Special code for black and white

[Kempelen]

Now, look again the assembler output, no index.

HJ.

ajaja.....
I see the point now. The trick is the 'inline' keyword!

[bob]

I did this in the crafty version 22.0 and carefully compared to version 21.x (whatever was current at the time) to make sure the scores matched exactly. When I was done, version 22.0 was very slightly faster, most likely a result of a significantly reduced cache footprint which offset the slightly slower array accesses...

I am a little surprised. I thought the burden of indexing many variables with piece colour would cause a slowdown. But I would not argue with observation and try this sometime.

There actually are not "many variables". There are a few but the count is no more than a couple of dozen. Things like which square does a white/black sit on if it castles king-side, something like OO[2] = {G1, G8}; And the like... Squares or ranks were the only issue I had to deal with (rook on 7th for example, etc). Scores and such exist as just one value, where to compute the score for knights, I do this:

score += EvaluateKnights(white) - EvaluateKnights(black);

BTW you are not using "local data" correct? that would be a performance killer. You need to make this kind of data either global or static so that it is not constantly re-initialized each time that procedure is called...

So the compiler inserts initilisation code for local variables - is it possible to prevent this with some compiler switch rather than "static" at so many places?

Regards

I don't think so, I chose to make them all global constants since they are never modified, and that assigns them values at compile time once and for all.

[bob]

I am a little surprised. I thought the burden of indexing many variables with piece colour would cause a slowdown. But I would not argue with observation and try this sometime.

Your compiler can output the assembler listing of the source.
Oh and I repeat it, there is *no* indexing with the piece color. The compiler generates the code for the white and for the black side. There is no color indexing.

So the compiler inserts initilisation code for local variables - is it possible to prevent this with some compiler switch rather than "static" at so many places?

Regards

No. The compiler does not insert anything. There is no initialization code if your variable is not an object. Even int i = 2; is a no-op.

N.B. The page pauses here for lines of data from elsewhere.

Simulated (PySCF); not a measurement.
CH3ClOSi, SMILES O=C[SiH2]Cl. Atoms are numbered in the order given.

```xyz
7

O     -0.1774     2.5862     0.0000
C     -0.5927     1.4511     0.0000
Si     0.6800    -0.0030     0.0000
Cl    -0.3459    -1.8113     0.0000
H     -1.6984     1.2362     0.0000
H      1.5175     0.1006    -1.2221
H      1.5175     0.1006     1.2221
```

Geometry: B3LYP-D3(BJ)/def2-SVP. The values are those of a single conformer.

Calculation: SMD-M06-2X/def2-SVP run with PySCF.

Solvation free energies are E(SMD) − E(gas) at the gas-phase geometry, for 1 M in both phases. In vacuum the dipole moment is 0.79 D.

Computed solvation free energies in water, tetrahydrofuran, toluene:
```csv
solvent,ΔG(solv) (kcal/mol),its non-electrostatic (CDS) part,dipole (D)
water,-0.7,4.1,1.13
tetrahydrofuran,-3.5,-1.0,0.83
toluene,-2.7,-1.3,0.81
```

If you suspect compiler bad job then you can add a const modifier on all constant, add a no pointer aliasing modifier where needed. But don't do manual 'optimization' that are counter productive.

HJ.

I think the point he misses is that any reference like pawn_square[0] or pawn_square[1] does no array reference calculations at all, those are simply two memory variables with no subscript. When you inline, all the black/white indices become simple memory references with no penalty other than the memory access which was already there.

As far as local vs global, if you inline, it should not matter. int sq[2] = {G1, G8}; should produce constants when you inline the code, so that sq[1] is replaced by G8 with no memory reference needed.

[bob]

Your compiler can output the assembler listing of the source.
Oh and I repeat it, there is *no* indexing with the piece color. The compiler generates the code for the white and for the black side. There is no color indexing.
.....
HJ.

I think you are confusing...... There is indexing. The compiler can never know what color a pieze has in a square sq. That is information dynamically generated as game runs. Can the compiler know that square c2 has a black bishop in a game agains Crafty?

(also I saw the assambly code and indexes was needed).

You can see a more complete code I have posted in a reply to Bob in this thread, you will see that indexes are needed.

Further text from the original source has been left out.